My favorite metric when it comes to slotting relief pitchers is win probability added (WPA). According to FanGraphs.com, the top five relievers in that category last season were: Oakland's Blake Treinen, Milwaukee's Jeremy Jeffress, Seattle's Edwin Diaz, Boston's Craig Kimbrel and Milwaukee's Josh Hader. If you followed last season closely, you don't even have to go to the numbers to realize that's a solid listing of the best relievers in baseball.
In most good statistical categories, there is a certain amount of year-to-year consistency. There are always changes, but the leaderboard from one season to the next doesn't look as if you've accidentally subbed in names from another sport. But you know where Treinen -- the reigning WPA leader -- ranked in that metric in 2017? That would be 595th. Jeffress? He was 555th. Even Diaz, who was already established as a premier reliever, ranked just 62nd.
With relievers, you just don't know how the landscape will look from one season to the next.
Building a bullpen is hard, for just this reason. No position group varies as wildly in its performance from one season to the next as relievers. It's not even close. That's why, as much as anything, the best reliever of the current decade -- Craig Kimbrel -- has yet to find a home via free agency.
With that rather large caveat, we conclude our position tiers series with relievers. Squirrelly as they might be, their prominence in baseball has never been greater, in innings, in sheer number of pitchers, in the impact on deciding individual games.
We've reached this place with relief pitching in large part because of analytically driven strategic evolutions over the past 30 years or so. But we've also gotten here because the supply of big-armed relief pitchers has never been greater. That's certainly true in the major leagues, and by all accounts, it's just as true in the minors.
There used to be an adage in baseball that if what you have in the bullpen isn't any better than what you've got on the mound, then you stick with what you've got on the mound. Nearly all of the best arms in baseball were starters, so the goal for every manager was to get as many innings out of his rotation as possible.
Now that's not really a thing. Starters aren't judged so much for their stamina as they are for their pitch efficiency. Can they get through the order twice without burning through too many pitches? Good enough, because there is a crew of flamethrowers ready to come on and finish it off. Managers don't dread going to the bullpen -- they can hardly wait to do it. It's the most fundamental change to the experience of taking in big league baseball over the past decade.

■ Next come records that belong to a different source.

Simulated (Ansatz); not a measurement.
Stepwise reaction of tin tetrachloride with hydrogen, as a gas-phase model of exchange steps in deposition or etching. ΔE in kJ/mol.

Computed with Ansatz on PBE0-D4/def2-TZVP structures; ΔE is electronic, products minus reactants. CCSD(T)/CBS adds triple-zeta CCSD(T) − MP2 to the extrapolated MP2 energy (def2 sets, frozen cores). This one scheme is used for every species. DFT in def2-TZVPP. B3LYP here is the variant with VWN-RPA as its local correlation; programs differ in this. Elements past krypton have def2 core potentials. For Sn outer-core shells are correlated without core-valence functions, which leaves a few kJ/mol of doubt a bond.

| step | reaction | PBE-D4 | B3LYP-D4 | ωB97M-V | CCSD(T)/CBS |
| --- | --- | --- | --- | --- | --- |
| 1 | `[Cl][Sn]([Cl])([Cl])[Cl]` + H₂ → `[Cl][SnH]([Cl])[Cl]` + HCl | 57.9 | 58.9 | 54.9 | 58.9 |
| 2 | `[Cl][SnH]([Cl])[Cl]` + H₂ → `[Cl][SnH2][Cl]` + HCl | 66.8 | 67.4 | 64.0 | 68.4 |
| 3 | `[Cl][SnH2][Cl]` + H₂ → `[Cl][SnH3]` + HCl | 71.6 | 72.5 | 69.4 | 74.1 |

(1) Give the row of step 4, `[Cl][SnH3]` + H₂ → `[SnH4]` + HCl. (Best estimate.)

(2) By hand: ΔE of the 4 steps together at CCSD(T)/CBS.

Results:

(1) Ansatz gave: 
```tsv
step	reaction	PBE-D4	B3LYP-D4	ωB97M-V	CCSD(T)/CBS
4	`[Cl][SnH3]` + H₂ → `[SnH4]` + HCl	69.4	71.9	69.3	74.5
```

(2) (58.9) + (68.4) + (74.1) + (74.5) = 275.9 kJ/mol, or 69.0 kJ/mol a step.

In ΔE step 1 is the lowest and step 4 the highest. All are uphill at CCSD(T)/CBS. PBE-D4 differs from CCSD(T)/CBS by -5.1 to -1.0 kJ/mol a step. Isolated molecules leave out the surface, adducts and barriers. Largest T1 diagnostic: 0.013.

As with the starters, we can take a snapshot of teams' bullpen situations by seeing how many relievers they have in each tier. This is a role-independent evaluation except in this regard: By awarding more points for the better tiers, we can in effect replicate the effect of leverage on how bullpens are set up. The better relievers, if used in an optimal fashion, should have a disproportionate impact on their team's chances to win in a given game. That's what leverage is.
It's not a perfect way to look at it, but it's worth checking out, even if that year-to-year volatility that I mentioned is a giant red flag that these rankings probably will look very different by the end of the 2019 season.